Hi
On Thu, 10 May 2012 01:47:34 -0700 (PDT), James Ford
<[email protected]> wrote:
Thanks for your reply.
The problem I have with using the suggested settings you have
described
above is that the Generator step of normalizing is taking too long
after
some iterations(Thats why I want the crawldb to be at a reasonable
level).
Then disable normalizing and filtering in that step. There's usually no
good reason to do it unless you have some very specific set-up and
exotic requirements.
It seems that I can crawl and index about one million URLs in a 24h
period
from the first init. But this number is decreasing with a large
amount if I
continue to crawl. This is due to the fact that the normalize step
can take
up to one hour after some iterations, when the crawldb is getting
bigger.
You run Nutch local?
I don't see why the generator step is taking so long? It can't take
that
much time selecting X urls from a database of about 10 million URLs?
Certainly! The GeneratorMapper is quite CPU intensive, it's calculate a
lot of things for most records and then the reducer limits records by
host or domain taking a lot of additional CPU time and RAM.

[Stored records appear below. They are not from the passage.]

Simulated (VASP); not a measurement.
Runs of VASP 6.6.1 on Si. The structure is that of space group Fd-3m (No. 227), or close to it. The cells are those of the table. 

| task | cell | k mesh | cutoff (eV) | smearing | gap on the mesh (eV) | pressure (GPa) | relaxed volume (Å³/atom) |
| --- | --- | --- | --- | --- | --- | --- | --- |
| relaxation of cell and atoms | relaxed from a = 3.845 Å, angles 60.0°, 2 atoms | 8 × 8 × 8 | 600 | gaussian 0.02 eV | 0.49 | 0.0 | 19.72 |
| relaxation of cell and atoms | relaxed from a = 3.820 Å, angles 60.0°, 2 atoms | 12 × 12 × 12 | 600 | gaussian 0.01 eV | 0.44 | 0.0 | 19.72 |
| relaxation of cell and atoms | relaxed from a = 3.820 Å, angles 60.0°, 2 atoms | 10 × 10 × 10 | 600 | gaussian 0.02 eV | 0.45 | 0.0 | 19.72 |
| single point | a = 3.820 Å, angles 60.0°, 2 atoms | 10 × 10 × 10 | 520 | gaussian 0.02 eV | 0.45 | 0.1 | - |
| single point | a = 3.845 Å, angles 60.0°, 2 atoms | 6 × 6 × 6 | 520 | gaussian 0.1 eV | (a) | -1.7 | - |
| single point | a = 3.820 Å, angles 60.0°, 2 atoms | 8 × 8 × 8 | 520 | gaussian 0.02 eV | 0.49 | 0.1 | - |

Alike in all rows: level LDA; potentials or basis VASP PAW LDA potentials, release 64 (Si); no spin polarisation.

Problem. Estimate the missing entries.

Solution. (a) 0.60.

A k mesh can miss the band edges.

You must disable filtering and normalizing but this will only help for
a short while. If the CrawlDB grows again you must you a cluster to do
the work.
Thanks,
James Ford
--
View this message in context:
http://lucene.472066.n3.nabble.com/Make-Nutch-to-crawl-internal-urls-only-tp3974397p3976511.html
Sent from the Nutch - User mailing list archive at Nabble.com.
--
Markus Jelsma - CTO - Openindex